A few months ago while my husband was at work a cockroach skittered across the living room floor. I knew this just would not do. Little bubby is crawling now, I have been mindful about keeping our environment clean enough for little hands to experience it safely.
I followed Mr. Roach talking calmly to him, letting him know my intention was not to hurt him, just to contain him until my husband gets home at which time he will be released to nature. I placed a cup on top of him and we went about our day, making sure not to disturb his cup.
When my husband came home I made him aware of the captive under the cup and asked him to take him out back. He did, just not in the way I intended.
I was in the bathroom changing little bubby’s diaper when I heard the too familiar crunch that comes just before the life of an insect is ended. I was devastated.
Why did you do that?! You could have just slipped a piece of paper under him and released him!
I told my husband how I had promised the cockroach he wouldn’t be hurt and that he had made a liar out of me.
My husband made the point that he was not present when promises were being made and that I did not have the right to speak for him. If I wanted him to remove the cockroach he got to decide how he wanted to do that.
I knew he was right. It did not make me feel better. I lamented all night about the psychological anguish I caused this poor bug during his last hours of life. Trapped all day long just to be smashed hours later. It still makes me emotionally sick to recall. I hate that I essentially tortured this animal.
Fast forward to last week.
On Tuesday I was loading little bubby into the car when I noticed a cockroach on his back in the garage near my foot.
Let’s be clear, I am afraid of cockroaches. Maybe not as afraid as some people are; I do not go running and screaming. They do creep me out though. AND I believe they have as much right to walk this earth as I do and I would never deliberately harm one.
So.. I see Mr. Roach on his back, legs kicking, near my foot. I am creeped out AND I know he is a living being who has a right to be here. I make a deal with him; I am not going to hurt you and I am not going to help you. You have to save yourself. Good luck little buddy.
The next day when little bubby and I ran an errand, there was Mr. Roach still on his back, legs kicking. Again, I am not going to hurt you and I am not going to help you. I hope you are able to figure this out. Good luck.
Then Thursday we were leaving for the Science Center. I am not going to hurt you and I am not going to help you. You have to figure this out.
I was amazed he was still alive. It had been multiple days of him on his back kicking. No food, no water. I mean I don’t know how all of that works for cockroaches but most living creatures need nourishment of some sort to sustain..
It got to the point that I was spending sometime thinking about him. I was starting to really root for him. C’mon dude, don’t give up, find that last ounce of strength and flip yourself over!
On Friday my husband was home. We went into the garage to leave for the grocery. My husband was loading little bubby into the car when I heard it, CRUNCH.
Noooooo! Why did you do that!?
Why did you kill the cockroach? He wasn’t hurting anything. We are outside, he has a right to be here.

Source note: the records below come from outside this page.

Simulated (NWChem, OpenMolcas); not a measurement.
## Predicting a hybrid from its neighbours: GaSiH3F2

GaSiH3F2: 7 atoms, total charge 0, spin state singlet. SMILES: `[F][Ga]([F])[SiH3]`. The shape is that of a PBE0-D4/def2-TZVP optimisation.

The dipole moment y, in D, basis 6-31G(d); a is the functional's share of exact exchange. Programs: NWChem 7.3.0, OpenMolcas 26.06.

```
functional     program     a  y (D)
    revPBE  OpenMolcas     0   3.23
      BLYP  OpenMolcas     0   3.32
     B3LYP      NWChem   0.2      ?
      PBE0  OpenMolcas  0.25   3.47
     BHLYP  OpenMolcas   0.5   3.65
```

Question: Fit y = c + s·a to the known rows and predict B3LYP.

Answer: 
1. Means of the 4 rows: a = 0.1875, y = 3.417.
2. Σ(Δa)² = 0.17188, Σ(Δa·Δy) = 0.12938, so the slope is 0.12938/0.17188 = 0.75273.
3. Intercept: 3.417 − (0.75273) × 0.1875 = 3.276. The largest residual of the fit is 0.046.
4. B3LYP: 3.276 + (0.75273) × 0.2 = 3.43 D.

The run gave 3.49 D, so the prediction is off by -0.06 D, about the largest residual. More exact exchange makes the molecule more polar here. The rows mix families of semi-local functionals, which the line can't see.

He ran over my foot, he had to go.
I was struck. I don’t blame my husband on this one, if an insect ran over my foot that might elicit a knee-jerk reaction in me as well out of fear. I was feeling so much at once; happy for the cockroach that he finally rolled himself over after working at it all week long, and then deep sorrow that all that effort was for nothing.
That day I learned 2 things;
- If I want a roach to be free I have to do the freeing because that is not my husband’s preferred method of removal.
2. I have to stop making deals with cockroaches.